Answer to Problem 29P

The sampling distribution to be used is normal distribution.

The sample test statistic is –1.13.

The z value is $\pm 1.96$.

Explanation of Solution

Calculation:

Conditions:

Consider binomial experiment 1 with $n_1$ number of trails, $r_1$ number of success, probability of success for each trail $p_1$ and probability of failure $q_1=1-p_1$. And binomial experiment 2 with $n_2$ number of trails, $r_2$ number of success, probability of success for each trail $p_2$ and probability of failure $q_2=1-p_2$.

Also, ${\widehat{p}}_1=\frac{r_1}{n_1}$ is the sample proportion of first sample where $r_1$ is the successes out of $n_1$ trials for the first population and ${\widehat{p}}_2=\frac{r_2}{n_2}$ is the sample proportion of second sample where $r_2$ is the successes out of $n_2$ trials for the second population.

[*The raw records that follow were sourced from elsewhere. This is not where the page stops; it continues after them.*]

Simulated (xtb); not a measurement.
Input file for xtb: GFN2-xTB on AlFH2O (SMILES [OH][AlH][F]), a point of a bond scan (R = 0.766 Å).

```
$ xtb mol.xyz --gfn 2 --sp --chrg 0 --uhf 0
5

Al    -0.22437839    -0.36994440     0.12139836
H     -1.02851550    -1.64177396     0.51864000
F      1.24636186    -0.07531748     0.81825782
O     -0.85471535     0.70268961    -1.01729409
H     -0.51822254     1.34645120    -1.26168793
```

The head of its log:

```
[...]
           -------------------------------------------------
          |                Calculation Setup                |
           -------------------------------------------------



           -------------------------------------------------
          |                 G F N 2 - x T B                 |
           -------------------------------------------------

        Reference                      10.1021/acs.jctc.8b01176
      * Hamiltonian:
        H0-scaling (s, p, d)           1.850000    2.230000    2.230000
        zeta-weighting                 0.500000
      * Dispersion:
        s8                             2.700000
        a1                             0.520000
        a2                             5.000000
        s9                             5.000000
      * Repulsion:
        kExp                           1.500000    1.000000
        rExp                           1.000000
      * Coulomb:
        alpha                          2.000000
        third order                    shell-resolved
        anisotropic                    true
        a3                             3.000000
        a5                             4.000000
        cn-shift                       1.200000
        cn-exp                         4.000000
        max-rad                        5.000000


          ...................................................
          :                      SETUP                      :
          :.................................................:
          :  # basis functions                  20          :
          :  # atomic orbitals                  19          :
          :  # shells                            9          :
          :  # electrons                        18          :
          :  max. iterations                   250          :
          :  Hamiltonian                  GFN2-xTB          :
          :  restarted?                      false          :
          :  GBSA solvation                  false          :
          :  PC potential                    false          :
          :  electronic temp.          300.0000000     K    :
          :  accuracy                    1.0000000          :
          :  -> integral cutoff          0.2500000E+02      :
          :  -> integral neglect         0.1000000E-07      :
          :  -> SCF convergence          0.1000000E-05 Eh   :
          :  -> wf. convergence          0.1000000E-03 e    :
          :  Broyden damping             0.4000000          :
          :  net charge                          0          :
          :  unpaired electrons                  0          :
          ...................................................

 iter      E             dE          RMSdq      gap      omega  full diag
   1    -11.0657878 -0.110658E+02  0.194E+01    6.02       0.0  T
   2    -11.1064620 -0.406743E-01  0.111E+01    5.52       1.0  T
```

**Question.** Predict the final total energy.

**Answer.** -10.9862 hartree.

For sufficiently larger number of trails the following four conditions must be satisfied to use sample test statistic ${\widehat{p}}_1-{\widehat{p}}_2$ with z value are,

• $n_1\overline{p}>5$
• $n_1\overline{q}>5$
• $n_2\overline{p}>5$
• $n_2\overline{q}>5$

Where, $\overline{p}=\frac{r_1+r_2}{n_1+n_2}$ is the pooled estimate of proportion, with total number of successes $\left(r_1+r_2\right)$ and total number of trials $\left(n_1+n_2\right)$.

$\overline{q}=1-\overline{p}$ is the pooled estimate of proportion of failure.

The two sample z statistic for proportion is,

$z=\frac{{\widehat{p}}_1-{\widehat{p}}_2}{\sqrt{\frac{\overline{p}\overline{q}}{n_1}+\frac{\overline{p}\overline{q}}{n_1}}}$

In the formula,

${\widehat{p}}_1=\frac{r_1}{n_1}$ is the sample proportion of first sample where $r_1$ is the successes out of $n_1$ trials for the first population.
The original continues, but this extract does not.